To help you maintain your focus on generating revenue, I will introduce you to the 4Ps. Everyone at MyOutDesk focuses on the 4Ps. When I left the country for six months in 2011, I set a goal of increasing our revenue using them. Not only did we double that goal using this system, but we also ended up helping thousands of people find jobs with growing businesses across the United States. The 4Ps stand for Prospecting, Presenting, Persistent Follow-up, and Potential Referrals.
Everyone understands what prospecting is, but not everyone understands how to measure it or drive revenue. At its most effective, prospecting isn’t just going out to get new business from people you don’t know. The reality is that you should spend more time communicating with your existing clients to encourage them to buy more from you or earn referrals from them.
One of the things MyOutDesk does well is that our sales team, which includes VPs, is a group full of prospecting powerhouses. They work the phones day in, day out, having four hours of conversation each day. Our sales team is just as effective in closing cold leads as they are with warm leads because they focus entirely on clients’ outcomes.
If I were to ask you what presenting involves, what would you say? Your answer would probably be something like, “I start by telling them about my product or service, point out why they should choose me and not someone else, and tell them how customers think my company is stellar in its niche.” And there is nothing wrong with that. But what I want you to remember is that presenting should also involve focusing on what is in it for them, the clients. What is their best outcome? We often ask our clients, “If you could have one win out of this call, what would it be? If you could walk away with one thing of value, what is it?” In other words, we help them focus on determining what would be a win for them.

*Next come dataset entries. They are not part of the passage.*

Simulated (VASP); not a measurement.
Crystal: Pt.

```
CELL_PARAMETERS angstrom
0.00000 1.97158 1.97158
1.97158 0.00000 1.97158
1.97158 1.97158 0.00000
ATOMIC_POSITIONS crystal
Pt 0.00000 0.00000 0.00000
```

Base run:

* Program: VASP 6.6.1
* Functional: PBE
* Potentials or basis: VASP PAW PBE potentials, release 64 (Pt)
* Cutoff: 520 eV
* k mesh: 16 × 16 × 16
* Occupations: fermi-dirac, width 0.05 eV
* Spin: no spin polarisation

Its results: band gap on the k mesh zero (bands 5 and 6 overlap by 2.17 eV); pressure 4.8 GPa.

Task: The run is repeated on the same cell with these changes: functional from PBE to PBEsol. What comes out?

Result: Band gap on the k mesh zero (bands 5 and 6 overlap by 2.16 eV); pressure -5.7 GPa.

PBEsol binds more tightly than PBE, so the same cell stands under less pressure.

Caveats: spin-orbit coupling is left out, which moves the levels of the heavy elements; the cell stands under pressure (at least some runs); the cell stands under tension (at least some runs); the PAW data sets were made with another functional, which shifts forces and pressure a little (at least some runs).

We train our virtual professionals to focus on this. In fact, one of our core values is having a servant’s heart. We want to serve our clients and vendors we are in business with. Our perspective is that when you add value to people, it will be reciprocated. So focus your presentation on the end users, make sure they are your focus, and help them with their dreams and goals.
Persistent follow-up really matters, and this is something our virtual professionals excel at. If someone isn’t moving forward with your product, you need to find out why. For example, the other day, my wife and I talked about moving our girls into one of our second-story bedrooms. I thought bunk beds might be a good solution for them, but my wife wasn’t sure that they would be big enough to handle that yet.
I did a quick Google search for bunk beds to see if that was the case, and naturally, within minutes, Facebook had placed ads for bunk beds in my feed. It’s amazing how that works. Facebook knows what is going on in our world. Even though we aren’t quite ready for bunk beds yet, as long as that ad campaign continues in my feed, I will probably click through to look at them—because, guess what? Next year, I will be ready to buy bunk beds. It is the same with following up; if a potential client is not ready to buy yet, establish a date when they might be. Next Christmastime, for example, might be a good time to get me thinking about bunk beds again.
This is massively important for our salespeople because we have instilled the notion that 90 percent of the time, there is no way to know why someone isn’t buying unless you ask.
The last of the 4Ps is the potential referral. I don’t like to lose, so if I find that a person isn’t ready to move forward with me (or even if they do move forward), I like to say, “Hey, I hope you found value in our conversation today. Who are the two or three people you like and admire who would enjoy a conversation like the one you and I just had?” Then, I am ready to write people’s names down and often ask for a personal email introduction to warm things up. For any business owner aiming for a 70 percent referral rate, this can transition your company directly into hyper-growth and scaling.